C. S. Lewis would be among the first to run clear away from a Christian message that promises God’s comfort without the reality of sacrifice. Through history, from the beginning of the Christian Church through today’s plethora of options, some preachers have chosen to emphasize the more acceptable, tolerable, comfortable truths of the Gospel. Most contort to what is called a prosperity gospel, where there’s a quid pro quo with God. We behave and he blesses.
“I quite agree,” Lewis says, “that the Christian religion is, in the long run, a thing of unspeakable comfort. But it does not begin in comfort.”
Where does it begin? Lewis says it begins in dismay. In the text just before this excerpt, Lewis explains that the Gospel has nothing to say to people, “who do not know they have done anything to repent of and who do not feel that they need any forgiveness.” That means that dismay comes well before any resulting comfort. And, to whom we are repenting to should give us additional pause in attaching too much comfort to the message. “God is the only comfort, He is also the supreme terror,” Lewis says, “the thing we most need and the thing we want to hide from.”

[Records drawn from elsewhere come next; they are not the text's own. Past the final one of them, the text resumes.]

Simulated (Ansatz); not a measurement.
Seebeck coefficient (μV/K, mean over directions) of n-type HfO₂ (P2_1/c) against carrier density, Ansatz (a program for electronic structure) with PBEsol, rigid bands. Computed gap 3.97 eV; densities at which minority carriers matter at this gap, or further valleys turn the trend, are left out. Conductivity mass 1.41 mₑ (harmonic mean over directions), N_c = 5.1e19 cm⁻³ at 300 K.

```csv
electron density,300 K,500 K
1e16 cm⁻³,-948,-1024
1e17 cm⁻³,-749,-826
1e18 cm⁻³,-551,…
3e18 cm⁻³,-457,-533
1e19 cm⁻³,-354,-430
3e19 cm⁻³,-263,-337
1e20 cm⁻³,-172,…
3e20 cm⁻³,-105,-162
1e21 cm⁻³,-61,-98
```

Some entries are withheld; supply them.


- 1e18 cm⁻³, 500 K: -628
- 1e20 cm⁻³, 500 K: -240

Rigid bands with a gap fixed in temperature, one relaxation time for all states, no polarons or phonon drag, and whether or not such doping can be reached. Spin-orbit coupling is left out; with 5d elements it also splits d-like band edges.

The demand of the Gospel is to “be holy as I am holy” (I Peter 1:16). The proposition is daunting. If we rely on our own goodness, we react wrongly. Lewis suggests three things in the chapter titled “We Have Cause To Be Uneasy,” where our reading for Jan. 24 comes from.
First, we must turn the clock back and admit that we have not progressed in our hunt for the Truth, but rather, “We are on the wrong road.”
Second, we should examine the evidence in front of us: the universe of great artistry and tremendous danger as well as the Moral Law which, “He has put into our minds.” But these things alone, Lewis explains, does not provide evidence of a God who forgives. The Moral Law is, “hard as nails,” he says. “It tells you to do the straight thing and it does not seem to care how painful, or dangerous, or difficult it is to do.”
Third, “Christianity tells people to repent and promises them forgiveness,” Lewis says. And this is power of the Gospel! “It is when you have realised that there is a real Moral Law, and a Power behind the law, and that you have broken that law and put yourself wrong with that Power – it is after all this, and not a moment sooner, that Christianity begins to talk.”
It is not an easy way to comfort–to go through such Truth– but it is an eternal one.